This book follows Sudeep Chakravarti’s The Bengalis, and is not nearly as successful. He sets out his stall in his introduction: ‘Some say India was won or lost at Plassey...Others claim an extension of the stumbling, fracturing Mughal India... lost to aggressive British mercantilism...Plassey is regarded as a mere skirmish...others view it as among the most significant battles... in the eyes of chroniclers of this school, Plassey was not a traitors’ parade, merely business as usual.. [was] the Black Hole ..real, exaggerated or fictional?’ The eager reader looks for answers to these questions.
Of 372 pages, 100 pages elapse before we arrive at a segment titled ‘The Build-up — the dynamics that crafted Plassey.’ Considerable time and space is spent on discursive and scarcely germane narratives. Some might find this methodology acceptable, others exasperating. The author wants to reveal how much he knows and accordingly spares us no detail, however minute. It matters little whether an event in Cuddalore took place in April or May, in Calcutta at 2 or 4 pm, or at Murshidabad at midnight or 8 am.
A prize worth winning
Murshidabad, especially its silk, was a prize worth winning, in Clive’s words, through ‘fighting, tricks, chicanery, intrigues, politics and the lord knows what.’ Double and triple agents were the norm, available to the highest bidder. Qasimbazar and its representative there would remain prominent for the East India Company (EIC) for more than a century, and well after Plassey. The financiers of Bengal, the Jagat Seth family, along with Umachand and Mohammed Wajid, an Armenian, were consistent and discreet supporters of the English and ‘the movers of the revolution,’ acting as negotiators and facilitators, while keeping their own pecuniary interests uppermost.
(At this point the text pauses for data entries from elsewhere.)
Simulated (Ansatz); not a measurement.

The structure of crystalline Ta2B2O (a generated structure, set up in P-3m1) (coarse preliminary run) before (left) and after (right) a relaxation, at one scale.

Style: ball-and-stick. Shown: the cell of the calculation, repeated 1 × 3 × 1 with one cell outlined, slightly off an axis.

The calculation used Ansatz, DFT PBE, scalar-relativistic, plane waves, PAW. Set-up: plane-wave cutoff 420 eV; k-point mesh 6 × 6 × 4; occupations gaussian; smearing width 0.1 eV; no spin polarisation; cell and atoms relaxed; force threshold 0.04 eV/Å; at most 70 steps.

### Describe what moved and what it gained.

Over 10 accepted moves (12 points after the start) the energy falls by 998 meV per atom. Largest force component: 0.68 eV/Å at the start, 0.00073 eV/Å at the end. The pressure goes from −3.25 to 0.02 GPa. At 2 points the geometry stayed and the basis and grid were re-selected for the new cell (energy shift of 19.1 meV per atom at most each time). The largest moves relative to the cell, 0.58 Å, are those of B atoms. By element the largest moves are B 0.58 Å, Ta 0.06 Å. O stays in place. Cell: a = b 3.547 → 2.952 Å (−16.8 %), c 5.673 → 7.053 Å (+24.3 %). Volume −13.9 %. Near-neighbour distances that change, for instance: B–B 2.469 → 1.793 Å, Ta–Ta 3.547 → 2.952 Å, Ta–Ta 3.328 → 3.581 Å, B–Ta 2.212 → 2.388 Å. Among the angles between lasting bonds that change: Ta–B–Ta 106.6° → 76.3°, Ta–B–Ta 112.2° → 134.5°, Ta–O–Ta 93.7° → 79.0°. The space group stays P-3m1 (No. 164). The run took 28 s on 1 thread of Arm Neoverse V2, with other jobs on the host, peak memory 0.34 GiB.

The EIC had a history of problems with the Murshidabad nawabs, with continuous mutual manoeuvres for advantage, and the Company’s factories at Qasimbazar and Dhaka were often under threat of being closed long before Plassey brought matters to a head. The French outpost at Qasimbazar was likewise threatened, even as the French at Chandannagar and the Dutch at Chinsura were alternately courted by the nawab and the EIC for support against the other even as the Europeans tried to remain neutral.
Nawab Sirajuddaulah’s taking of Calcutta in 1756, the English-French rivalry, and evidence from South India that Indian armies could be outmatched by smaller European ones were all important features of this background, as also were misuse by the EIC of its duty-free privileges and the building of unauthorised fortifications around its factories. After Plassey, the ‘business-led regime changes’ engineered by the EIC, would continue. Siraj demoted Mir Jafar and alienated other influential characters like Rai Durlabh and Jagat Seth, which cost him dearly. The EIC was able to play on the ‘extreme venality which prevails even amongst the highest ranks in Indostan,’ helped by Siraj’s ‘arrogance and temper’ making mistake after mistake; after seizing Calcutta from the EIC in 1756, he maximised the opportunity for greed. In early 1757, Calcutta is retaken by the EIC, which then reduced French Chandannagar as well.
A tangled web
Prior to the Plassey battle, Clive was assailed by doubts about Mir Jafar’s inclinations, as also Rai Durlabh and Yar Latif’s, apparently more so than about the disparity in numbers. Even Siraj’s advance guard of 6,000 was a thousand in excess of Clive’s and even with two thirds of Siraj’s numbers later immobilised by treachery, the ratio that remained was still 3:1 against Clive. The death of Siraj’s stalwart Mir Madan turned the course of the battle, the defectors abstained from action, and the 24-year old Siraj proved to be ‘a ruler with superior numbers...
inferior management [and] inferior weaponry.’ Clive’s forces suffered little — only 22 killed and 50 wounded.
The book is leavened with some amusing turns of phrase and is instrumental in revealing the skill of two significant European operators, William Watts and Jean Law, the English and French representatives to the Murshidabad court, both based in Qasimbazar. The four chapters dealing with the Plassey battle and its aftermath and the Epilogue are worth reading. But, the several illustrations could have been more usefully replaced by simple sketch maps showing the locations of various places frequently mentioned in the text.
Those times were indeed ‘a complete khichri of perception and reality.’ Sudeep Chakravarti, says the jacket cover, answers all the questions posed in his introduction; regrettably he does not. He forensically revels in the tangled web of historiography — gilding the lily, as he himself would no doubt put it — but arrives at no conclusions, remaining self-consciously agnostic. This is consequently a book for those who prefer the mass of minutiae to a straightforward narration, the trees to the wood.